Re: Did Commodore cheat with the quad density floppies?

From: Mike Stein <mhs.stein_at_gmail.com>
Date: Sun, 6 Jan 2019 16:19:33 -0500
Message-ID: <15428983334F438B8704B50C1E65C806@310e2>
----- Original Message ----- 
From: "Mia Magnusson" <mia@plea.se>
To: <cbm-hackers@musoftware.de>
Sent: Sunday, January 06, 2019 9:17 AM
Subject: Re: Did Commodore cheat with the quad density floppies?

> ... Maybe the 8050 were one of the first drives to have a smaller head gap than most DD drives did?
 
There were a number of other systems around since the late 70s that managed to get close to 500KB/side formatted capacities out of DD disks using various techniques including GCR, more bytes/sector etc.; I'm not aware of anyone else other than Apple using zone recording but these were the wild west days of incompatible disk formats, so anything is likely...

Micropolis, who supplied many of the drives in the 8050, was one of the first to go to a higher TPI (100) than the then standard 48 TPI; Tandon and MPI also made 100TPI drives, but in the end 80 tracks at 96TPI became the 'QD' (and HD) 'standard' since that also made reading and writing 48TPI diskettes possible by double-stepping.

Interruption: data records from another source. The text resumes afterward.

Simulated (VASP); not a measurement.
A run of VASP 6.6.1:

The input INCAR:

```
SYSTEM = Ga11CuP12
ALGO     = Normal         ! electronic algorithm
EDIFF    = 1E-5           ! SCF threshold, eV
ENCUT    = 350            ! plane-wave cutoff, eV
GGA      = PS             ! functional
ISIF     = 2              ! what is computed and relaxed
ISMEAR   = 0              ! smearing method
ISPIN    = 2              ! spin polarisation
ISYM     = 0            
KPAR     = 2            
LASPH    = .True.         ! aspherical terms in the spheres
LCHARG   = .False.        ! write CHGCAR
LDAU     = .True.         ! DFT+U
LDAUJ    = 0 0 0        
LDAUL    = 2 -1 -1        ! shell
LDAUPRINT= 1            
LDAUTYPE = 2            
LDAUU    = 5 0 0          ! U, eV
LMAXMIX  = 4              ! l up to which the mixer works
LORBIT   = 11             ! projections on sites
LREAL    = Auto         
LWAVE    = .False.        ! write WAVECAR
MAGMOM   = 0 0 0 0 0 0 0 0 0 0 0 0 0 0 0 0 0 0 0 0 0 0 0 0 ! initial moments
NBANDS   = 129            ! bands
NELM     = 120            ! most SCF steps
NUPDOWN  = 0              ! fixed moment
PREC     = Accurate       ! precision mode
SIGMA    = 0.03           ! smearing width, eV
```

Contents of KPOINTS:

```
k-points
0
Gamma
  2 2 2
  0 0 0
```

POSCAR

Interesting side note: rarely seen outside of Japan, but some manufacturers used exactly the same format in all diskette sizes (8", 5.25QD/HD and 3.5") which is why you'll find options on some 5.25" and 3.5" drives to select the 8" standard 360 RPM instead of 300. 

5.25" HD drives normally run at 360RPM; many have an option to select 300 RPM, but compatibility with DD and QD disks is usually achieved by changing the transfer rate instead.